CyberX to demonstrate jumping the ICS air gap

CyberX demos ICS PLC attackSecurity vendor CyberX is to demonstrate how to jump the industrial control system (ICS) air gap at Black Hat Europe this week. The attack targets Programmable Logic Controllers (PLCs) which are widely used in manufacturing, especially in robotic assembly lines. By targeting PLCs the attackers can bypass existing IT security solutions.

According to David Atch, VP of Research for CyberX: “Organizations often have a false sense of security if their networks are air-gapped, or isolated from the Internet. This exploit demonstrates that even truly air-gapped networks are vulnerable to targeted attacks by determined adversaries.

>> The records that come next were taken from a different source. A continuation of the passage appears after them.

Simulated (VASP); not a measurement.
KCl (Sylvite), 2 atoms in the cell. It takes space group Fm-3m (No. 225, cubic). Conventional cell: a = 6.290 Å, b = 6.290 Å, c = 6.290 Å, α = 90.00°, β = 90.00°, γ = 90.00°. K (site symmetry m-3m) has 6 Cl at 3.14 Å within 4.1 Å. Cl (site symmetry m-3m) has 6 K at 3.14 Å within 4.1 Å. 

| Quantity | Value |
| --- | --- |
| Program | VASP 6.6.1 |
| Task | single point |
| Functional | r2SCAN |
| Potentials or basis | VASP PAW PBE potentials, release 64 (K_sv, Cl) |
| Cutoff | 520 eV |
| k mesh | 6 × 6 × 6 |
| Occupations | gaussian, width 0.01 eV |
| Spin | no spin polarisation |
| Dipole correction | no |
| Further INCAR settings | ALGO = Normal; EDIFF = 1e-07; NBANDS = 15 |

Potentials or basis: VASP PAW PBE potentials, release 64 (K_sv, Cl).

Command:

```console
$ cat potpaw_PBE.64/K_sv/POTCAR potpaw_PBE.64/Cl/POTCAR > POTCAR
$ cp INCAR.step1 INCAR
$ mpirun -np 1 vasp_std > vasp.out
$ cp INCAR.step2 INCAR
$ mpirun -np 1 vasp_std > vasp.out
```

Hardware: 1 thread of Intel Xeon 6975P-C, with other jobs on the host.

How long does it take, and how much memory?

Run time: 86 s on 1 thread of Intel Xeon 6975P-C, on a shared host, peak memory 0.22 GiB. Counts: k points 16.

“Its also important to note that the exploit doesn’t rely on any security vulnerabilities or design flaws in the PLC itself, but rather, exploits inherent insecure by design aspects of most industrial protocols in use today, such as weak or no authentication, which make it easier to upload malicious code into PLCs.”

David Atch, VP of Research for CyberX
David Atch, VP of Research for CyberX

How does the attack work?

The details of the attack will be made public on Thursday along with the code that CyberX has developed. It works by using ladder logic, the programming language used by many PLCs. This is a fairly rudimentary language developed for engineers rather than programmers. As such it would be a simple job for an attacker to learn.

The attacker does rely on the attackers getting their modified logic ladder code onto the air gapped PLCs. CyberX says it will show how that can be achieved during its live demonstration on Thursday. Once the code is on the PLCs it exfiltrates data using radio signals. Those signals can be picked up using a simple AM radio and decoded easily on a PC.

This would allow the attackers to gain information about the design, data and passwords used by the ICS systems. That data would then be used to craft more serious attacks. These could include shutting down robotic production lines or taking out critical national infrastructure (CNI). The latter would include shutting down water pumps at power stations or water works.

Why attack a ICS PLC rather than a PC?

A lack of security. A long term attack against ICS PLCs running on a local PC would run the very real risk of being detected by local security software. The exfiltration of any data is also a challenge as there is a risk of it being detected. PLCs have limited processing power and memory. As a result, no vendor has or wants to attempt to create local security software for them. Very few even rely on the use of signed code or a method of validating software updates. All of this leaves them vulnerable to attacks.

What does this mean?

There are several issues with this attack. The first is how much will CyberX really expose. Will they show how they attack the software update process to get the ladder code onto the PLCs? Will they provide enough code snippets during the presentation to allow a hacker to walk away and build their own exploit? How transferrable will the attack be to other groups of PLCs outside those they are using in the demonstration? All of this will become clear on Thursday when CyberX deliver their session at Black Hat Europe.

Despite these questions there are some serious issues here. The reliance on air gap systems to provide security has, once again, been shown to be a false measure of security. While the skills required by the hackers are different to just slamming PCs with malware and phishing attacks, they are not difficult to obtain. Those who would look to make such attacks are also a different category of hacker. They are not looking for a quick cryptocurrency payday. Instead they are looking to make a more serious political point or to cause damage.

It will be interesting to see how the ICS PLC industry responds to this attack.